Case 131



Native Americans for Enola v. United States Forest Service, 832 F. Supp. 297 (D. Or. 1993), vacated, 60 F.3d 645 (9th Cir. 1995).

Native Americans for Enola, the Cascade Geographic Society, the Friends of Enola Hill, and Rip Lone Wolf brought suit against the United States Forest Service challenging issuance of a permit that allowed a logging company to use Forest Service roads to haul logs felled on privately owned inholdings. Prior to issuing the permit, the Forest Service had made a finding of "no effect" and notified the Oregon State Historic Preservation Officer (SHPO).

The SHPO responded by asserting that the Forest Service's determination did not meet SHPO standards because the Forest Service failed to consider or survey project areas related to road access. In response, the Forest Service maintained that it had made a reasonable and good faith effort to identify properties in the area of potential effects. Plaintiffs were not satisfied with the Forest Service's actions, contending that the permit was issued without providing the SHPO and the Advisory Council on Historic Preservation an opportunity to comment and without considering and documenting the effect on Enola Hill.

The district court disagreed with plaintiffs, finding that the Forest Service had considered appropriate information regarding Enola Hill and issued the permit in compliance with the requirements of Section 106. This was in spite of the fact that the Council had advised the Forest Service that it should submit the Enola Hill site to the Keeper of the National Register of Historic Places for a determination of eligibility as a traditional cultural property. [Ed. note: The Council ultimately sent information on the question of eligibility to the Keeper.] In finding that the Forest Service decision was not arbitrary and capricious and accorded with procedures required by law, the district court observed that the Forest Service searched diligently for historic properties in the Enola Hill area by having specialists and cultural resource technicians conduct several field inventories.
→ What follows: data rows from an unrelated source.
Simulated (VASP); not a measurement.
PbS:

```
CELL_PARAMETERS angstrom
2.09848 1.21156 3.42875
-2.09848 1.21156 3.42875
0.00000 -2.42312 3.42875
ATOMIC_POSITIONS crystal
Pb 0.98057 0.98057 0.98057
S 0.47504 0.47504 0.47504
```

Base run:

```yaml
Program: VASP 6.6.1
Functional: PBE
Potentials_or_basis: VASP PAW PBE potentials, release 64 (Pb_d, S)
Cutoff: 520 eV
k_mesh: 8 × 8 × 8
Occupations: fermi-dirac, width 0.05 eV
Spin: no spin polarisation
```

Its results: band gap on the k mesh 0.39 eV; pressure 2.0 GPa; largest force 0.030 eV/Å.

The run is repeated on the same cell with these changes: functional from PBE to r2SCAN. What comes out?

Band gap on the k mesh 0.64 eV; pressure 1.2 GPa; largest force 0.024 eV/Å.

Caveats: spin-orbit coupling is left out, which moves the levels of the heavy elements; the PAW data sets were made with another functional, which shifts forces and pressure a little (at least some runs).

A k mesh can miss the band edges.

The court noted that significant inventories conducted in past years showed no physical evidence of traditional cultural sites and, further, that the Forest Service had also reviewed existing historical data and sought comments from interested citizens. 832 F. Supp. at 300.

Finally, the court was apparently impressed by the fact that the Forest Service had assembled a committee comprised of archeologists, an American Indian, a cultural resource technician, and attorneys who found that no traditional cultural properties existed in the area. Id.

In finding that the Forest Service had complied with Section 106, the district court noted that the Forest Service had numerous communications with the SHPO. A 1989 Memorandum of Agreement (MOA) with the SHPO, in fact, only required the Forest Service to provide data to the SHPO annually on areas surveyed if no cultural resources were found. The district court thus determined that the Forest Service had fulfilled the consultation requirement of 36 C.F.R. § 800.4(b).

Plaintiffs appealed the district court decision, but the Ninth Circuit held that the action was moot.